Yesterday, the National Trust for Historic Preservation, American Express, and Main Street America announced the winners of the 2018 Partners in Preservation: Main Streets campaign. The 11 winning historic sites will receive a total of $1.6 million in grants to fund their respective preservation projects. At the outset of the campaign, an additional $400,000 was allocated to the 20 Main Street communities that participated in the program to increase public awareness of the importance of these historic places and build grassroots support for the participating Main Street districts.

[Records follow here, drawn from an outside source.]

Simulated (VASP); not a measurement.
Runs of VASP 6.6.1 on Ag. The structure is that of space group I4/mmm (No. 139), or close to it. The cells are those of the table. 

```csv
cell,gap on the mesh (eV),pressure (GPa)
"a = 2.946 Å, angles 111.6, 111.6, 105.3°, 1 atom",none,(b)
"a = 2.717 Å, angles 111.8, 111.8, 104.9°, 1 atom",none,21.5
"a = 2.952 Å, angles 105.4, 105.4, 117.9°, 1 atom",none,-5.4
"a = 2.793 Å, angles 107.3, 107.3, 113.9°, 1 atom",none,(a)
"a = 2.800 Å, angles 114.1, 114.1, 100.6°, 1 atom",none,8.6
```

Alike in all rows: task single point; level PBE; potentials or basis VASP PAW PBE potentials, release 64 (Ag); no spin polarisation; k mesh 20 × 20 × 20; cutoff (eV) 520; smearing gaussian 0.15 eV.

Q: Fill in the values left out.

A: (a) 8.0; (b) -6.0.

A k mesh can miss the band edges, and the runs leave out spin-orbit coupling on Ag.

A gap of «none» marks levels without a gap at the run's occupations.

The 2018 Partners in Preservation: Main Streets winning sites are:
- The Tabor Opera House, Leadville, CO
- The Women’s Building, San Francisco, CA
- City Hall Clock Tower, Biddeford, ME
- The Church of the Epiphany, Los Angeles, CA
- Bronzeville Cookin’, Chicago, IL
- Wah Chong Tai Mercantile, Butte, MT
- Sixteenth Street Baptist Church, Birmingham, AL
- Historic First Baptist Church, San Marcos, TX
- Spring Street, Danville, VA
- National Women’s Hall of Fame, Seneca Falls, NY
- The Arch Social Club, Baltimore, MD
Partners in Preservation is a community-based partnership created in 2006 to engage the public in preserving historic places. To-date, it has committed over $22 million in support of more than 200 historic sites across the country. The 2018 Partners in Preservation: Main Street campaign featured 20 sites around the country which celebrate diversity and the struggle for equality. The sites participated in a public voting campaign hosted by media partner National Geographic from September 24 through October 26. “We are pleased that such varied sites won grants for their historic preservation projects,” said Richard Brown, vice president of philanthropy, American Express. “From churches at the center of the Chicano and Civil Rights movements in California and Alabama to the birthplace of Women’s Rights in New York, these historic places located in the heart of America’s Main Streets highlight that our diverse history is deeply embedded in communities from coast to coast.”
“This year’s Partners in Preservation campaign saw a record-level of engagement by both the sites and the public,” said Germonique Ulmer, vice president of public affairs, National Trust for Historic Preservation. “The campaign’s success further demonstrates local communities’ commitment and support for Main Streets and celebrating our diverse history.”
The Arch Social Club intends to use $118,000 to improve facade lighting and update the marquee, leading the way for Baltimore’s Arts and Entertainment District. Founded in 1905, the Arch Social Club is one of the oldest, continuously operating African American men’s clubs in the U.S.